In other words, the pressure gradient within the pool is exactly the same with the balloons as it would be without them?

 

[arildno]

In the case of stationary balloons, then it would be the same.

But the problem with highly bubbly water, with bubbles forming and deforming, you actually have a multiple phase situation, and I'm not at all certain that the assumption of a fluid at "rest" is viable here. Certainly the region of the gaseous phase is definitely moving about.

Thus, the actual pressure gradient in this case might well differ from that one.phase situation.

 

[arildno]

Ok, I'll retract a bit, since you said you wanted to nearly fill the pool with balloons (I was thinking of them relatively dispersed).
I'll think about it some more.

 

[rcgldr]

Although the pressure is the same, the density of the air / gas in the water is less than the density of the water. This is why the bubbles are rising, and in the case of the balloons, why they have to be tied down in order to keep from rising to the top of the water.

> How does the water pressure vary with depth?
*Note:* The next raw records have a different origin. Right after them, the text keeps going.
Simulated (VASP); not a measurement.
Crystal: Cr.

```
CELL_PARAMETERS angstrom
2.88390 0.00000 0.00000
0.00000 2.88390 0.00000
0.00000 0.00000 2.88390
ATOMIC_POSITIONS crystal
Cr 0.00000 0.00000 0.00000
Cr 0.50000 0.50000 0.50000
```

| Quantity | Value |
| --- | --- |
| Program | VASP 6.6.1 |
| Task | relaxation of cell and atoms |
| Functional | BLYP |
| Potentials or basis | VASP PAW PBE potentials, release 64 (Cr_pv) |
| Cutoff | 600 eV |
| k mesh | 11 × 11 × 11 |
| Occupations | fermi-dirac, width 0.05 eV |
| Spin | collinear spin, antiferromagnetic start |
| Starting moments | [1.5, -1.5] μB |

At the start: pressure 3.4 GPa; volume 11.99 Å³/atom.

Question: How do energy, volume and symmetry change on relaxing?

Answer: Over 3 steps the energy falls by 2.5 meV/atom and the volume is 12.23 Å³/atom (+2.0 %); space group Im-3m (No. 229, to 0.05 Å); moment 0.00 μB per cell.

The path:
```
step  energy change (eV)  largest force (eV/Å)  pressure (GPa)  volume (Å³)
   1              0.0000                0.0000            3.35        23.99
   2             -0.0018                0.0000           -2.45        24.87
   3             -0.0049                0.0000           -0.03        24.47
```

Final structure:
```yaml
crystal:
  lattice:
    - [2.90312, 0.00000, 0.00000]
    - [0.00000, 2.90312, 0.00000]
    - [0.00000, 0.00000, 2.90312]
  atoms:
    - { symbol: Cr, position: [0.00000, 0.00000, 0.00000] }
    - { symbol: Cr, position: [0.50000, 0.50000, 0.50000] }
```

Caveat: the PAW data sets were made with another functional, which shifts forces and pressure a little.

The balloons can be ignored as long as they don't form a boundary completely seperating depths of water. As long as there is any vertical path connecting the water from top to bottom of the pool, the pressure increase versus depth remains the same.

Note that compressablity of a liquid or gas affects the rate of pressure increase versus depth.

> Will a block of ice float in this pool?

Yes, but it could be different, depending on how many balloons the block of ice is resting on.

 

[OlderDan]

Ok, I'll retract a bit, since you said you wanted to nearly fill the pool with balloons (I was thinking of them relatively dispersed).
I'll think about it some more.

Yes, I did say that. But I don't want the balloons to be touching. The 50% average density number I offered is approaching the most air volume you could have and still maintain clear separation of the balloons.
(Hexagonal close packed, or face centered cubic structures result in 74% of space being occupied by hard spheres. For a simple cubic structure, the spheres occupy only about 52%. Random packing experiments with steel balls have yielded about 64% occupancy http://www.tiem.utk.edu/~gross/bioed/webmodules/spherepacking.htm )

Fewer ballons with wider separation would be fine. I just want enough to lower the average density of the pool to the point where if the water/balloon mixture were replaced by a homogeneous fluid having that reduced density, the ice cube (or some other object that normally floats in water) would surely sink.

 

[OlderDan]

Although the pressure is the same, the density of the air / gas in the water is less than the density of the water. This is why the bubbles are rising, and in the case of the balloons, why they have to be tied down in order to keep from rising to the top of the water.

> How does the water pressure vary with depth?

The balloons can be ignored as long as they don't form a boundary completely seperating depths of water. As long as there is any vertical path connecting the water from top to bottom of the pool, the pressure increase versus depth remains the same.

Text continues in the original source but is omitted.